Sixteen fashion journalists have received the Atrium Award, the only national award to recognize outstanding coverage of the fashion industry. Winners covered diverse aspects of fashion, from haute couture to work clothes to swimsuits, during 1998.
The Atrium Award program is a public service project of UGA’s Grady College of Journalism and Mass Communication. The awards, in their 20th year, were presented in a ceremony on April 24 at the Swissotel in Atlanta.
This year’s winners demonstrate maturation in fashion journalism, according to John W. English, a UGA journalism professor and director of the awards program.
“Fashion coverage is maturing with ‘Fashion! Dallas’ (Dallas Morning News) just celebrating its 20th anniversary and The Los Angeles Times reviving its fashion coverage,” says English. “It’s maturing with multicultural coverage of our changing society and its fashions.”
English also noted the diversity in coverage of fashion.
“Fashion coverage still covers the haute couture superbly, but it is expanding to cover pop culture as well, including street fashion like FUBU, hip-hop marketing and innovative swimsuit coverage,” he says.
Nicole Piscopo of The Palm Beach Post documented her trip to an exclusive hair salon in “What does a $200 haircut get you? Six people and a first-class seat.” English calls Piscopo’s column “laugh-out-loud commentary.”
“Buyer’s Market,” by Holly Hanson of the Detroit Free Press, chronicled the grueling schedule of a buyer for a local boutique and the variety of decisions that must be made. Mark Ehrman of the Los Angeles Times Magazine described the thought process of Fred Segal’s buyer, John Eshaya, and his search for the newest fashions.
Atrium Award judge and past winner Robin Givhan, of The Washington Post, says that reading the entries made her aware of the reporting challenge that fashion represents.

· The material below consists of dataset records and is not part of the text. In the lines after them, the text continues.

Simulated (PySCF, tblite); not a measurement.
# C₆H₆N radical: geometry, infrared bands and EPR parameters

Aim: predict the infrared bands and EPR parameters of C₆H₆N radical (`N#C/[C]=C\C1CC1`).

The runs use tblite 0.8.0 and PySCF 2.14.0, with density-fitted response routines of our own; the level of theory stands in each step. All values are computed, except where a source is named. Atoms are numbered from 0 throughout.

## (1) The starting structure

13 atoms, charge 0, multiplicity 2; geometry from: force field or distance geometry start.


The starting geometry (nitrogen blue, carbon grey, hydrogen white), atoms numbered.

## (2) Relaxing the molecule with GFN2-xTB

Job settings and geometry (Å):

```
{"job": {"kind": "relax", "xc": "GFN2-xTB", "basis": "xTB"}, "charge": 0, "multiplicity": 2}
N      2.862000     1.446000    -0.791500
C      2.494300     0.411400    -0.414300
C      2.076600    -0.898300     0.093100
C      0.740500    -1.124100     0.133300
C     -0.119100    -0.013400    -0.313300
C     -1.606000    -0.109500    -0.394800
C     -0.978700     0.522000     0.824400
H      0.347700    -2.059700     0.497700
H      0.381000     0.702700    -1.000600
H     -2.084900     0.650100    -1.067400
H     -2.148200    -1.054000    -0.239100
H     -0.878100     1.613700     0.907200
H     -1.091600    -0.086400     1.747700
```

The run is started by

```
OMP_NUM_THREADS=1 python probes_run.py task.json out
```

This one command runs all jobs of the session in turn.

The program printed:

“I was interested to discover how difficult it is to write about the business of fashion,” she says. “It was really a learning experience because it was the first time I read a lot of fashion coverage purely from the perspective of the reader.”
Jackie White of the Kansas City Star, another past winner who served as a judge this year, says the quality of the entries impressed her.
“What absolutely blew me away were the visuals that came from some papers,” she says. “It was impressive to see the interest in the apparel industry, the interest in fashion and the interest in clothing.”